BELFAST- Police in Northern Ireland charged seven men on Thursday with the murder of a Catholic community worker which has stirred up sectarian tensions in the British-controlled province.
Kevin McDaid, a father of four, was beaten to death last weekend in Coleraine, about 55 miles from Belfast. His wife, a Protestant, was badly beaten trying to stop the attack.
The seven, along with one other man, were also charged with the attempted murder of Damien Fleming, police said. They range in age from 18 to 50. Another man was charged with affray.
Two other men were arrested later on Thursday, bringing the total number of people detained in connection with the attack to 14. Two men have been released without charge and one was released on bail, pending further enquiries.
Despite a 1998 peace deal that ended the Irish Republican Army's (IRA) military campaign against British rule in Northern Ireland, violence and intimidation remain a pervasive problem.

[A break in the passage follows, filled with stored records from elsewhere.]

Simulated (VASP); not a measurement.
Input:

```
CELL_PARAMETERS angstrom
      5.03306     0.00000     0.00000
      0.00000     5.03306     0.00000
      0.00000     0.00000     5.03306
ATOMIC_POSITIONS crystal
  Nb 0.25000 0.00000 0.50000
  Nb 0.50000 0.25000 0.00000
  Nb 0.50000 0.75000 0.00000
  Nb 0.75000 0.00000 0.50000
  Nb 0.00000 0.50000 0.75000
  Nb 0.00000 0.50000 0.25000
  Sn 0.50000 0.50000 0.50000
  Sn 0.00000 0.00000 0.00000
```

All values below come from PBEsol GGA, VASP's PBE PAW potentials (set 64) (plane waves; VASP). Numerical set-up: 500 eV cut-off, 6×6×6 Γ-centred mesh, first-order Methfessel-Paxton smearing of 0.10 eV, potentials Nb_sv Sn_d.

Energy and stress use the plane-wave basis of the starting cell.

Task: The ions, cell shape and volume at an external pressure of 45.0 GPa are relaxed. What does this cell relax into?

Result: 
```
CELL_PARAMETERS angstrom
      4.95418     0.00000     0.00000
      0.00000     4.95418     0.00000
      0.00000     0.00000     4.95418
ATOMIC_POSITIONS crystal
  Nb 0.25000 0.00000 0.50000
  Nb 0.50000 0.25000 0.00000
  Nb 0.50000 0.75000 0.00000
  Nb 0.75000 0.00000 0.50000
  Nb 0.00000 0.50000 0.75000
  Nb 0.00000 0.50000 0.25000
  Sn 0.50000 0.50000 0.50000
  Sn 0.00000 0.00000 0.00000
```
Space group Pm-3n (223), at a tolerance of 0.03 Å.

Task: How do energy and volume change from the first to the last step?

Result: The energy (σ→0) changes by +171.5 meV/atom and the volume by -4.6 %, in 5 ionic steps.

Northern Ireland's Deputy First Minister Martin McGuinness warned in a Reuters interview on Wednesday of rabid sectarianism between the pro-Irish Catholic community and their pro-British Protestant neighbors.
McDaid was murdered as Northern Ireland's divisive marching season gets under way.
Protestants hold a series of marches during the summer months, peaking on July 12 when they celebrate a centuries-old military victory over Catholics. The marches are often a trigger for rioting and fights.
A Protestant group has voluntarily agreed to re-route a march on Friday away from the scene of McDaid's murder, the Parades Commission said.
The Pride of the Bann Parade will comprise 2,000 marchers and 40 bands.